Line 7: ECA (or) ACE

The key to a good sestina is choosing those ending words well.  Make sure they’re words that have more than one meaning or connotation.

Option 4: One Villanelle

There are two forms of the villanelle, the first deals with both rhyme scheme and a repeated refrain; the second drops the rhyme scheme and worries only about the repeated refrains.

Either way, a villanelle is always 19 lines with two repeating refrains.  The form is made up of five tercets (3 line stanzas) followed by a quatrain (4 line stanza).  The first and third line of the FIRST stanza are repeated alternately throughout the poem in the last lines of the succeeding stanzas, then act as the final two lines in the last stanza.  Which looks like—without worrying about the rhyme scheme—this:

LINE 1

Line 2

LINE 3

Line 4

Line 5

LINE 1

Line 7

Line 8

LINE 3

Line 10

Line 11

LINE 1

Line 12

Line 13

LINE 3

Line 15

Line 16

LINE 1

LINE 3

If you decide to go whole hog, as it were, and want to also try the rhyme scheme, it’s: aba/aba/aba/aba/aba/abaa.

The key to a good villanelle, is to choose those first and third lines well; try to come up with lines that can take on different or varying meanings based on what comes before and after them.  They’re a refrain, but their continued presence in the poem should surprise you, delight you, even.

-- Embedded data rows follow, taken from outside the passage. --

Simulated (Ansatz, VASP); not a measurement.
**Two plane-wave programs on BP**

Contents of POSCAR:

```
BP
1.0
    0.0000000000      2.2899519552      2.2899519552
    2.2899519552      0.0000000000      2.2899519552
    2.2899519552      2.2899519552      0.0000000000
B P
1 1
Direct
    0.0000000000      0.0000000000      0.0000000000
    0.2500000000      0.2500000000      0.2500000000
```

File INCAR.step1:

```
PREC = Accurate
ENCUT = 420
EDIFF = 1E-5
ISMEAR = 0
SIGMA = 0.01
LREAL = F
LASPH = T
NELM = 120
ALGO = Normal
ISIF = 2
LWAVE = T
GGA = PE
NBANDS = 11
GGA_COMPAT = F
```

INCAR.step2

PLEASE DO NOT HAND IN ONE OF EACH OF THESE!!  CHOOSE ONE FORM AND PLAY WITH IT.  IF IT DOESN’T WORK, CHOOSE ANOTHER ONE.

 

Week Five: Revision Assignment: DUE Fri. 2/27

Revision and editing are not the same things.  Revision means just what it says: Re-vision.  It’s a re-imagining of what you have already written.  It’s more than just replacing a word here or there or adjusting a tense.  It can be as small as a combination of those things or as large as taking a single image or line from the poem and starting over; you may decide to try another voice for the poem or rely more on dialogue.  You might start your poem over with the last line or scrap everything but the third stanza.  The point of revision is twofold: to work toward a better piece of creative writing, and to be open to more possibilities for your work.  You can always change it back to what it was, but you’ll never know what else it might be without really looking at what you have, seeing what’s there and what’s not, and being willing to stretch yourself away from your first ideas.

In Class:

All of these questions are to lead you to ways to open up your poem for potential revisions.  You need not use any of the answers in your revision, but that may help you gain entry to your poem in a new way. Try not to answer them with things from your current poem (e.g., try not to use an image from the poem as your image for the poem in question 3; see if you can’t come up with another one).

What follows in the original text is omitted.